Chinese officials say that allowing the currency to rise too rapidly would cost thousands of manufacturing jobs and destabilize the Chinese economy.
China is hardly alone in trying to gain a competitive advantage by using its currency.
The United States is contributing to a weaker dollar by pressuring Beijing and by the Federal Reserve flooding the markets with U.S. dollars.
The Japanese government intervened in currency markets for the first time in years on Sept. 15. It sold yen and bought dollars to push the yen's value lower. And this week, the Japanese central bank announced that it would pursue a policy similar to the Fed's: buy assets to lower Japanese interest rates, another way to lower the yen's value.
Brazil and South Korea have also taken recent actions to weaken their currencies as a way to protect their exporters.

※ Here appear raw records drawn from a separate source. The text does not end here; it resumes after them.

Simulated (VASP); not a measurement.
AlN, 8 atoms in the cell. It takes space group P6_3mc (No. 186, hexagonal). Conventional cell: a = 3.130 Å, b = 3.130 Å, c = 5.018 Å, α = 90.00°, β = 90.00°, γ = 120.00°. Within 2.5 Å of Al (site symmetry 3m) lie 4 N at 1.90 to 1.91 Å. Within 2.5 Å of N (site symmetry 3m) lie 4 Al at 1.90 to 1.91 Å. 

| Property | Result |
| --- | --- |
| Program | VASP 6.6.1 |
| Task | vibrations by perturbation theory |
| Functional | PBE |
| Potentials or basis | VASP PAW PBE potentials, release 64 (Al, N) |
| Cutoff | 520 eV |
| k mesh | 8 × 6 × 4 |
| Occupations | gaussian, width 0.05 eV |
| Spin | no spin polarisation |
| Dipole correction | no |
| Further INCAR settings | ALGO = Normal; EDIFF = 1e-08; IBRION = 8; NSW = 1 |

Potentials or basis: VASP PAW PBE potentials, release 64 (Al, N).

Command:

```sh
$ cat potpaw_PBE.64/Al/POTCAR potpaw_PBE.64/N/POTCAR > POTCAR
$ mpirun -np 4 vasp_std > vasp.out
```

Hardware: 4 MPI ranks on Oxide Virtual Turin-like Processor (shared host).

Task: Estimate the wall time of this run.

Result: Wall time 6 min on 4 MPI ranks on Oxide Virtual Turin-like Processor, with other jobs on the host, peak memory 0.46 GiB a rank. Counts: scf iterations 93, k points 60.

Egyptian Finance Minister Youssef Boutros-Ghali told reporters Saturday at a concluding IMF news conference that despite "a number of points of friction" it was significant that all countries recognized the central role of the IMF in trying to resolve currency conflicts.
Strauss-Kahn said the G-20 countries remained committed to the goals they established a year ago of achieving more balanced global growth and that this will require changes in currency policies.
"We can talk and talk and talk," Strauss-Kahn told reporters about the outcome of the two days of meetings. "What we need is real action. I don't believe this action can be done except in a cooperative way."